Greenways, off Newmarket Road, and the Colman Road and Elizabeth Fry road area were all among the most expensive areas.
At the other end of the scale, the cheapest neighbourhood in 2018 was the Springbank and Cavell Road area, at £152,676, and the Romany Road and Gertrude Road area, at £156,086.
Meanwhile, expanding villages on the edge of Norwich have seen some of the highest growth in Norfolk. In Coltishall, average house prices rose 127pc, Stoke Holy Cross did so by 110pc, and 94pc in Surlingham.
Figures skew results for one street
While average property prices dropped over the decade in some parts in Norfolk, in Norwich costs have risen in almost every neighbourhood.
The figures showed that in the Munnings Road and Barclay Road area of Heartsease the average house price dropped by 28pc, from £220,714 to £158,889, the largest decline in Norfolk.

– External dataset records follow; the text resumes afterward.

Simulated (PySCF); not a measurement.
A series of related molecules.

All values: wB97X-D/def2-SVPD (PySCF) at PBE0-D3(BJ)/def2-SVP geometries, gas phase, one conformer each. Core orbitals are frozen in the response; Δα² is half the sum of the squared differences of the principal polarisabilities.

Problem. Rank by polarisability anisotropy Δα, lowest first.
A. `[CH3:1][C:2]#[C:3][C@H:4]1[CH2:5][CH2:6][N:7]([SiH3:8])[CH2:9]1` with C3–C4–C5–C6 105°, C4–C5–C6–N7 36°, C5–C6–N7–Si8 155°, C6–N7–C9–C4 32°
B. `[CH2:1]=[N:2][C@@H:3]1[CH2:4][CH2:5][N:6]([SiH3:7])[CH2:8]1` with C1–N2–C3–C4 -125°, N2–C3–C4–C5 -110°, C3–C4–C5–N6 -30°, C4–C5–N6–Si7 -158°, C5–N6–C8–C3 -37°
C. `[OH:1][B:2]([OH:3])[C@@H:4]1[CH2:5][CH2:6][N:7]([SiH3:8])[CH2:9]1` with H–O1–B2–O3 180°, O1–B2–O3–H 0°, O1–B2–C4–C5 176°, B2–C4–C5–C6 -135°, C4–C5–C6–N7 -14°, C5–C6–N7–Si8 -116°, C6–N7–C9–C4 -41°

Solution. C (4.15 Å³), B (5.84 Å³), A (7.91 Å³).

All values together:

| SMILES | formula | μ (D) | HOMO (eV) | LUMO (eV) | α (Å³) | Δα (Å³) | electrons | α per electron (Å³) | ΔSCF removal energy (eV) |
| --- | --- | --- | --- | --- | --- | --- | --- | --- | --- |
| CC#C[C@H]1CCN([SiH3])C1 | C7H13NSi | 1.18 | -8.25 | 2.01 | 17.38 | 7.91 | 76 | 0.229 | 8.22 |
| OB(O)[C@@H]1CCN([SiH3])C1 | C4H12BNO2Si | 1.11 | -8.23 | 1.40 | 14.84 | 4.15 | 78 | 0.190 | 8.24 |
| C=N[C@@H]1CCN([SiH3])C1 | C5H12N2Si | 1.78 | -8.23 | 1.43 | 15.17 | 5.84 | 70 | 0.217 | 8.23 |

But Land Registry information reveals that in 2008, one large house along Munnings Road - which has since been split into several properties - was sold for £740,000.
The high sum skews the results and, when taken into account, brings the average house price for the area in 2008 back down to £134,000.
Other, smaller, drops were noted elsewhere, including 10pc in the Norvic Drive area of Unthank Road, down to £279,593, and 7pc in the George Pope Road area, down to £181,262.
In the Midland Street area of Dereham Road, prices remained largely unchanged one decade on.